Module throughput_optimization_guide

Expand description

§Raft Throughput Optimization Guide for Tonic gRPC in Rust

This guide provides empirically-tuned strategies to improve Raft performance using tonic with connection type isolation and configurable persistence. These optimizations address critical bottlenecks in consensus systems where network transport and disk I/O impact throughput and latency.

§Connection Type Strategy

We implement three distinct connection types to prevent head-of-line blocking:

Type	Purpose	Critical Operations	Performance Profile
`Control`	Consensus operations	Heartbeats, Votes, Config changes	Latency-sensitive (sub-ms)
`Data`	Log replication	AppendEntries, Log writes	Throughput-optimized
`Bulk`	Large transfers	Snapshot streaming	Bandwidth-intensive

pub(crate) enum ConnectionType {
    Control,  // Elections/heartbeats
    Data,     // Log replication
    Bulk,     // Snapshot transmission
}

§Persistence Strategy & Throughput/Latency Trade-offs

MemFirst is the only persistence strategy in v0.2.4+. It writes to OS page cache (process-crash safe, not power-loss safe) and flushes asynchronously.

§Strategy Configuration

[raft.persistence]
strategy = "MemFirst"
flush_policy = { Batch = { idle_flush_interval_ms = 1000 } }

§`MemFirst` Strategy

Write Path: Entry written to OS page cache immediately; IO thread flushes asynchronously.
Durability: Process crash safe (OS page cache survives). Power loss may drop the most recent unflushed entries.
Throughput: High. Writes batch naturally; no per-write fsync.

§`FlushPolicy` Tuning

Batch { idle_flush_interval_ms }: Flush after this many milliseconds of idle time.
- Lower values reduce data loss window but increase IO pressure.
- Default 1000 ms is suitable for most workloads.
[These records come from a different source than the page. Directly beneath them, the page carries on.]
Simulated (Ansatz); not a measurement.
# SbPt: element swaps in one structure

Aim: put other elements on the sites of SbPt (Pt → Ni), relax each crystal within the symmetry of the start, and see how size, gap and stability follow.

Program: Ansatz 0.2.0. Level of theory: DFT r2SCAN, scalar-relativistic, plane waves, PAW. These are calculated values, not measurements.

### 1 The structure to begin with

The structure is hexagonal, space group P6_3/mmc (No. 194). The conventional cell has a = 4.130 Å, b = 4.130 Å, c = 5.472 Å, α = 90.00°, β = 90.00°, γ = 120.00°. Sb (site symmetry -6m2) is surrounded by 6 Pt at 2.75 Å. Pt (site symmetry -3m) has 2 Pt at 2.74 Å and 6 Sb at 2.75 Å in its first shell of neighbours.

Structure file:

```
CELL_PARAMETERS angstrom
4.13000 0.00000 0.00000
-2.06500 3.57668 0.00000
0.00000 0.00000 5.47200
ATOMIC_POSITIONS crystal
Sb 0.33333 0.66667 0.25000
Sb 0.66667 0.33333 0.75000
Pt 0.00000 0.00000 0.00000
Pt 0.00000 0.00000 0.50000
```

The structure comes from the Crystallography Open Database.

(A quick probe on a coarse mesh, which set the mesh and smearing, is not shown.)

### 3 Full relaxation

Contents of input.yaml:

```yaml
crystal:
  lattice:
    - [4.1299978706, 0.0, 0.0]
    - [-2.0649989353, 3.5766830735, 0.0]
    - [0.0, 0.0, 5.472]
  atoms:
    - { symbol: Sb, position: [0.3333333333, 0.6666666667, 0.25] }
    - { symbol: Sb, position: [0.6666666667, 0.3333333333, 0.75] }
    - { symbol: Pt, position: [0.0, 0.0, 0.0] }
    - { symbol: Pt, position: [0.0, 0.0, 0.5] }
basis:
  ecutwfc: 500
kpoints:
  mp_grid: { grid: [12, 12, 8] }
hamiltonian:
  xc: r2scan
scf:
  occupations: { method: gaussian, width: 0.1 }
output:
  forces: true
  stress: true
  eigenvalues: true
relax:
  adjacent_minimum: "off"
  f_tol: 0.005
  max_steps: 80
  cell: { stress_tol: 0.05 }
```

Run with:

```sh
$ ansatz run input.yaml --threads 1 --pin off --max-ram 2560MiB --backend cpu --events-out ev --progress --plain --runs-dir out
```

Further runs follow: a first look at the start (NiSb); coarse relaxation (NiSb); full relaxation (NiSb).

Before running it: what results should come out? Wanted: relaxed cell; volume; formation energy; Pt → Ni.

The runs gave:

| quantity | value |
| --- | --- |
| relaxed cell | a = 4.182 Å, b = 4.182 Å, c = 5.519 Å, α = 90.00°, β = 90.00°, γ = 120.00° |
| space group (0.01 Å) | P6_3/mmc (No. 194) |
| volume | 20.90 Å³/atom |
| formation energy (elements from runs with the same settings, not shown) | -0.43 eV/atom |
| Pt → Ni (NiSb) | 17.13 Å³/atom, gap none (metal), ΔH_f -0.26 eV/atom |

Note: DiskFirst strategy was removed in v0.2.4. MemFirst writes to OS page cache and is process-crash safe but not power-loss safe — idle_flush_interval_ms controls flush frequency but does not provide fsync-level durability.

§Batching Configuration

The max_batch_size controls how many commands are drained per Raft loop iteration.

[raft.batching]
max_batch_size = 200  # default, suitable for most deployments

Deployment	Recommended	Rationale
Embedded 3-node	200	Matches typical concurrent client counts; higher values yield diminishing returns
Standalone 3-node	200	Network RTT dominates; batch size has limited impact
High concurrency (500+ clients)	500	Increase if HC Write throughput plateaus

Rule of thumb: For embedded mode, optimal max_batch_size ≈ concurrent_client_count. For standalone, keep at 200 unless profiling shows cmd_rx consistently saturated.

§Configuration Tuning

§Control Plane (`[network.control]`)

concurrency_limit = 8192
max_concurrent_streams = 500
connection_window_size = 2_097_152  # 2MB
http2_keep_alive_timeout_in_secs = 20  # Aggressive timeout

Why it matters:

Ensures election timeouts aren’t missed during load
Prevents heartbeat delays that cause unnecessary leader changes
Uses smaller windows for faster roundtrips

§Data Plane (`[network.data]`)

max_concurrent_streams = 500
connection_window_size = 6_291_456  # 6MB
request_timeout_in_ms = 200          # Batch-friendly

Optimization rationale:

Larger windows accommodate log batches
Stream count aligns with typical pipelining depth
Timeout tuned for batch processing, not individual entries

§Bulk Plane (`[network.bulk]` - Recommended)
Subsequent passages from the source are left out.